Using the Xcode Structure menu

Xcode’s Editor > Structure menu has a few great actions:

Screenshot demonstrating where to find the menu item in Xcode

These actions all act on either your cursor position or selection.

Balance Delimiter

Normally you can double-click quotes, brackets, or parenthesis to select the matching character and all text in-between. The Balance Delimiter behaves similarly: it looks at your cursor position (or selection), finds the nearest pair and selects in-between.

This doesn’t have a default keyboard shortcut, but you can set one up in Xcode’s Key Bindings preferences. I set it to ⇧⌃I since I use it in similar ways to Re-Indent.

Re-Indent ⌃I

Objective-C is a fairly indentation-heavy language, and Xcode generally does a good job at indenting while you’re typing. However, if you’re pasting text or refactoring things can get pretty hairy, so let Xcode fix up your code for you with Re-Indent.
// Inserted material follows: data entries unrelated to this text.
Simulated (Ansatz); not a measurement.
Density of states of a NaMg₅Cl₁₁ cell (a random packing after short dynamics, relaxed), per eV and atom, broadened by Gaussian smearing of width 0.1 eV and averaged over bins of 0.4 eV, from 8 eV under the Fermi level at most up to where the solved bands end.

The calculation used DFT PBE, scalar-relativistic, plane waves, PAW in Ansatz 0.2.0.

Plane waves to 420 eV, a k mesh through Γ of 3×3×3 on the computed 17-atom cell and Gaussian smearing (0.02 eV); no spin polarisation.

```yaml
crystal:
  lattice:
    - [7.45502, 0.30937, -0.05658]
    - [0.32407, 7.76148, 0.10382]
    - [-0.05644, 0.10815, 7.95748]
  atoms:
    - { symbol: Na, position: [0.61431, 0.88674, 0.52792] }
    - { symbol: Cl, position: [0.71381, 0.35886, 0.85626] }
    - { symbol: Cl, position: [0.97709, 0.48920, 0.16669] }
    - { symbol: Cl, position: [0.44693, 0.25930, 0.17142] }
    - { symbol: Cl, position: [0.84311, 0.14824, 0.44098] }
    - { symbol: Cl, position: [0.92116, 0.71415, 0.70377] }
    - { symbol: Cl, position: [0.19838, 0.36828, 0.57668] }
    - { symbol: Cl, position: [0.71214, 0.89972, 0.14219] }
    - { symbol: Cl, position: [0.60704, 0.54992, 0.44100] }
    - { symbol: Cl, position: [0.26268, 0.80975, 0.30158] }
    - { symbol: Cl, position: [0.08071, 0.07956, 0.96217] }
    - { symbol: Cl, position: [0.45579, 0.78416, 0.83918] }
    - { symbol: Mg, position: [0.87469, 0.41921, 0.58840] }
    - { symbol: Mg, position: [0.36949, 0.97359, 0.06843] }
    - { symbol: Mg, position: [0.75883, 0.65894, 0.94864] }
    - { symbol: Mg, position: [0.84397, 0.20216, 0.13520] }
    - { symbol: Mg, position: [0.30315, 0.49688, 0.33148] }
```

Shift Left ⌘[, Shift Right ⌘]

You can also indent manually using the Shift Left and Shift Right actions, which unindent or indent by one tab, respectively. They do exactly what they say on the tin.

Move Line Up ⌥⌘[, Move Line Down ⌥⌘]

These actions move your current line (or selection) up or down by one line. Simple, right? What’s really useful is that it is context-aware: they understand going in and out of control flow or blocks. Much faster than cutting, pasting and re-indenting each time.

Comment Selection ⌘/

Rather than wrapping your code in /* … */ and dealing with the conflicting multi-line comments you probably already have, simply select what you want to temporarily eliminate and hit the shortcut. Each line selected is then prefixed by //.